Do you want to know why some people,when the conversation turns to flying,enter into an almost rapturous state;their eyes a’gleam like an Old Testament prophet and begin saying such things as “Reached out my hand and touched the face of God? Why will they spend fifty dollars to fly a hundred miles or more to eat a hamburger that is served in a little café alongside a strip of asphalt called a runway that is no different than the hamburger they could buy just down the street? Why will they drive a ten-year-old car so they can afford to own an even older airplane? And what impels them to go to an airport and spend time just sitting in the cockpit or idly dusting the surfaces of their plane? What is the source of the evangelistic fervor All those things are irrational. But these same people are seen mowing their lawn, attending PTA meetings and even singing in the choir at church. Some are highly educated professionals who take pride in their logical, thoughtful approach to life. So what is it about flying that causes them to behave like a teenage girl getting ready for her first big date whenever asked about flying? Perhaps it’s like the slogan sometimes seen on the spare tire cover of Jeeps. “It’s a Jeep thing. If I have to explain it, you won’t understand it.” But since I am one of those people who becomes an unsafe driver anytime the road takes me past a small plane landing at a small airport, let me try to explain.
First off, please understand this. I’m not writing of the flying one does when they walk down a jetway into an aluminum tube, strap their derriere into one of hundreds of upholstered seats and wait for a Flight Attendant to serve pre-packaged food. That isn’t “flying.” That’s simply traveling by air. Commercial airline pilots, while they may “fly” when they are off-duty, in fact many of them own a small airplane just so they can “fly,” but when in uniform hauling passengers from “A” to “B” the biggest difference between them and an armchair drone pilot is that when the airline pilot loses control there is high probability that he will die. They are superb technicians who monitor hundreds of “systems” in hurtling through the sky, but that is not the kind of flying that engenders the glassy-eyed look of a lover. I once rode in a helicopter with a man who, when I questioned him about his feelings toward his aircraft said, “Oh, it’s just a tool.” I said no more to that man and could not wait to be on the ground and out of his “tool.” He was not flying. He was driving an aerial truck. And I felt sorry for him. I have never met a “Crop Duster,” but they, too, are not flying as they drop down to crop-top level, spray their chemicals, rise steeply, pirouette and drop back down to do it again. I know it takes a skill I do not have to do what they do, but it is not flying, it is driving an aerial tractor. Nowhere will you find a poem such as “High Flight” written by a Crop Duster.

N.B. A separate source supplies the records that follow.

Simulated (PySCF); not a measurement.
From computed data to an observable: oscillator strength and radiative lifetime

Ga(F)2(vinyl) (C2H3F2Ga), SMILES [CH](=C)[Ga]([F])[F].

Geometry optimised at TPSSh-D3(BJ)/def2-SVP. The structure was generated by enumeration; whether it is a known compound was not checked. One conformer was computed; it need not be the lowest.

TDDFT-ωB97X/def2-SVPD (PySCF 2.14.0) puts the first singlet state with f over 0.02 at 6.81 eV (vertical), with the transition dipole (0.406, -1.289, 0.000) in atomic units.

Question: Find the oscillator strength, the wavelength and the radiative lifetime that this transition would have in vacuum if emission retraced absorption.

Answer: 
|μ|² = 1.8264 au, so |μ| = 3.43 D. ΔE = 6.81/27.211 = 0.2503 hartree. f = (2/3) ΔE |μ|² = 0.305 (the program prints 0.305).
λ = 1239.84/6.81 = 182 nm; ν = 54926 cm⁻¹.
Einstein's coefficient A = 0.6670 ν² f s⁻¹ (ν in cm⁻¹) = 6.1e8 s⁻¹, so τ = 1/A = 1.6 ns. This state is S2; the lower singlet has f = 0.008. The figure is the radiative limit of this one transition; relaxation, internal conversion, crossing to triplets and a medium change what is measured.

So what IS flying that it can reduce an otherwise reasonable gentleman into a lusting, “Whatever it takes" approach to flying? Flying is being hundreds or thousands of feet above the ground controlling an airplane small enough to fit into a double garage. It’s being alone with nothing but 10,000 feet of clear air between you and the ground and looking across your shoulder in awesome wonder at your wings - marveling at how such tiny appendages can keep you in the sky. It’s tipping your wings, looking down at the earth so far below and feeling just how tiny and insignificant you are in God’s world.
Flying is sitting behind the instrument panel of a small, single-engine aircraft on a beautiful moonlit night with the land of ground-bound mortals spread out below you, their towns defined by clusters of light surrounded by great patches of darkness. And it includes accepting that should your engine fail you must land in one of those dark patches without knowing whether its darkness hides trees, ditches, boulders, barbed-wire fences, or a well-maintained pasture. Flying is the joy that comes when your airplane touches down so lightly on the runway that you scarcely know they are rolling along the asphalt. And it is the feeling of freedom, self-reliance, and fear that comes with knowing should an emergency arise no one on God’s earth can truly help you. We who love it, love flying because it is an island of self-reliance in a world that glories in interdependence, teamwork, and compromise. While flying his airplane a pilot of a small plane is truly beyond human help. He may be given advice or information but ultimately only he can control the airplane.
But it is also those times when lightning flashes much too close to your wingtips and the wind shows you that it can toss your little airplane around easily as deals with a small boat in a heavy sea. The flying I speak of is those times when icy fingers of fear come clawing out of your stomach and do their best to take over all your thought processes and you know your survival depends upon your acknowledging it and then locking it in a room somewhere in the back of your mind while you take care of the business at hand – which is bringing you and your airplane safely to your destination.
There is another dimension of this passion that few pilots will admit to. It is the feeling that prompts him, after flying his plane, to - when he thinks no one is looking - to lightly kiss his plane’s spinner and “thank her” for a great flight. Love an inanimate object? Yes. And even more foolish is this man’s belief that somehow his plane loves him because “she” has done things her Owner’s Manual says she is incapable of doing when under the hand of the man who loves her. Foolishness? Of course, but Cole Porter, a famous composer of yesteryear wrote of this foolishness in his song “What is This Thing Called Love?” His words were:
“What is this thing called love?
This funny thing called love?
Just who can solve its mystery?
Why should it make a fool of me?”
So if you have the fortune, good or bad depending upon your viewpoint, to be married to, in a friendly relationship with, or related to, a man who flies, if you want to keep him rational, keep him away from small airplanes and from conversation involving small airplanes. Do that and, barring other unpleasant quirks, he will be a sensitive companion whose friendship you will enjoy. But should you want to send him into a rapture, take him to a small airport where little airplanes buzz around. Or better yet, ask him to take you flying. But when you do that, be prepared for him to become a little giddy and begin speaking dreamily of clouds, adventures, obscure places where small planes gather, and making references to his airplane as if “she” were his mistress.